The Swedish Foreign Ministry was delegated to investigate who knew what about corruption in the U.N.’s oil-for-food program in Iraq. The report has now been made public by a Swedish radio station. It says that Ole Kolby, Norway’s U.N. ambassador at the time and head of the sanctions committee, knew about the program’s corruption but “remained quiet for fear of angering Iraq and big companies involved in the program.”
What was most interesting to me was Norway’s stated justification for condoning corruption at the U.N.:
Henrik Thune of the Norwegian Institute of International Affairs told Aftenposten that Kolby was caught between competing interests, including fear of fueling the push for war in the Bush administration if he revealed corruption in the Oil for Food program.
I’m not sure whether that makes any sense. Saddam paid kickbacks for years; is Kolbe saying that he only found out about it in the winter of 2003? But let’s taike the Norwegians at their word. It seems that the Bush bogeyman can be trotted out to justify just about any sort of malfeasance.
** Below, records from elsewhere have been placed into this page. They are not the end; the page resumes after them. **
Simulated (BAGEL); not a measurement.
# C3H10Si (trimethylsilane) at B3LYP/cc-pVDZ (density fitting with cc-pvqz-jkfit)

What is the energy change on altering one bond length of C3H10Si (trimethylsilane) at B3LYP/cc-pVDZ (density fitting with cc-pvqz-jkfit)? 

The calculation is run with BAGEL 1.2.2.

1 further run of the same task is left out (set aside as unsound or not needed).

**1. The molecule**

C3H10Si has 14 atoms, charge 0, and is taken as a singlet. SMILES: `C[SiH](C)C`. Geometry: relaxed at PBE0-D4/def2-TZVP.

This is reminiscent of the recent admission by Kevin Drum, a rather prominent liberal, especially on the web, that he refrains from writing about the threat posed by Iran because doing so would help the Bush administration. One wonders how much of the “reality” reported in the news is influenced by the determination of both politicians and journalists not to mention the facts that tend to support the reasonableness of, and necessity for, the Bush administration’s policies.